They could have been on a family outing, a small group of adults and children ambling along the banks of a wide river estuary on the Norfolk coast.
But the footprints they planted in the mud at Happisburgh were left 800,000 years ago - the oldest marks made by human feet ever discovered outside Africa.
Scientists are now trying to understand the full implications of the find, the first direct evidence of our earliest ancestors in northern Europe.
With astonishing luck, researchers were able to make digital records of the prints two weeks before they were destroyed by encroaching sea tides.

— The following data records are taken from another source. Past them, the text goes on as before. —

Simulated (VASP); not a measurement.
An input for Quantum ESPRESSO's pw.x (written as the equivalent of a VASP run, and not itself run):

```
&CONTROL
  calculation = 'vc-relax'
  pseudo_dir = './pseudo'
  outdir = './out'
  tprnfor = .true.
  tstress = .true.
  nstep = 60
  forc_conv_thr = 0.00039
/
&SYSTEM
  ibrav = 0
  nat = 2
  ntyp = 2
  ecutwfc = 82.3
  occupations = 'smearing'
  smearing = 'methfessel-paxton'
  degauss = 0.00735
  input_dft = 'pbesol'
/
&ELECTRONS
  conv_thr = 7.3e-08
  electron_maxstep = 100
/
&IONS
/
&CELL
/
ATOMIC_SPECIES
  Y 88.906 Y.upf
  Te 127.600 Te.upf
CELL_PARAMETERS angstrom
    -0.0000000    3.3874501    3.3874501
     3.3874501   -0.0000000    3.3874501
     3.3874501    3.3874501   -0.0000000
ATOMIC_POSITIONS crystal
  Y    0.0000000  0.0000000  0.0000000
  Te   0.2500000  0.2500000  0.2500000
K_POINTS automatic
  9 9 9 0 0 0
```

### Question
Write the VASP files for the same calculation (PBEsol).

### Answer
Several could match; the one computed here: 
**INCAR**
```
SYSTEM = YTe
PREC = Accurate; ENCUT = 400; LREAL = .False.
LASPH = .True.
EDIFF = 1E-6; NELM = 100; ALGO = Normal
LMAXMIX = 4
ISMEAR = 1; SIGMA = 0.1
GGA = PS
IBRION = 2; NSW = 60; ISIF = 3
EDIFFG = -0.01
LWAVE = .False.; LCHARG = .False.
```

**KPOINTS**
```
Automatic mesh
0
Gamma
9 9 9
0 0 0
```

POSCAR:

The footprints were exposed at low tide as heavy seas washed away beach sands to reveal a series of elongated hollows cut in the compacted mud.
"At first we weren't sure what we were seeing," said Dr Nick Ashton, of the British Museum in London. "But as we removed any remaining beach sand and sponged off the seawater, it was clear that the hollows resembled prints, perhaps human footprints, and that we needed to record the surface as quickly as possible before the sea eroded it away."
Analysis revealed a range of adult and juvenile feet, possibly five people in all. In some cases there was evidence of the heel, foot arch and even toes.
Working on the basis that in most present and past populations foot length is roughly 15% of height, the scientists calculated how tall the ancient walkers were likely to have been.
Their heights varied from three feet to 5ft 7ins. The tallest individual had feet that would have fitted a modern size eight shoe.
"This height range suggests a mix of adults and children with the largest print possibly being a male," said Dr Isabelle De Groote, a member of the team from Liverpool John Moores University.
A report on the discovery appears in the online journal Public Library of Science ONE.
At the time the footprints were made, Britain was linked by land to continental Europe. The Happisburgh site would have been on the banks of a wide estuary several miles from the coast.
The surrounding landscape then was very different from that of modern Norfolk, with deer, bison, mammoth and hippo grazing along the river valley.
As well as abundant meat, the ancient humans would have had access to edible plant tubers, seaweed and shellfish .
Mammalian fossils unearthed at Happisburgh include a species of woolly mammoth, an extinct horse and early forms of vole.
Until now stone tools and animal bones have been the only relics of humans living in northern Europe so long ago.
Who left the footprints remains a mystery, but they may have been related to Homo antecessor (Pioneer Man), a human species known to have lived in Spain at around the same time.
Professor Chris Stringer, head of human origins at the Natural History Museum, London, said: "These people were of a similar height to ourselves and were fully bipedal.
"They seem to have become extinct in Europe by 600,000 years ago and were perhaps replaced by the species Homo heidelbergensis. Neanderthals followed from about 400,000 years ago, and eventually modern humans some 40,000 years ago."
The Norfolk prints are more than twice the age of the previous oldest human tracks found in Europe, the so-called "Devil's Footprints" left in volcanic ash in the Campanian plain of southern Italy which date back 345,000 years.
The oldest footprints from a human-like species ever found were left at Laetoli, Tanzania, some 3.5 million years ago.
Footprints from a people who appear to have walked in a similar way to modern humans were found at Lleret in Kenya in 2009 and are around 1.5 million years old.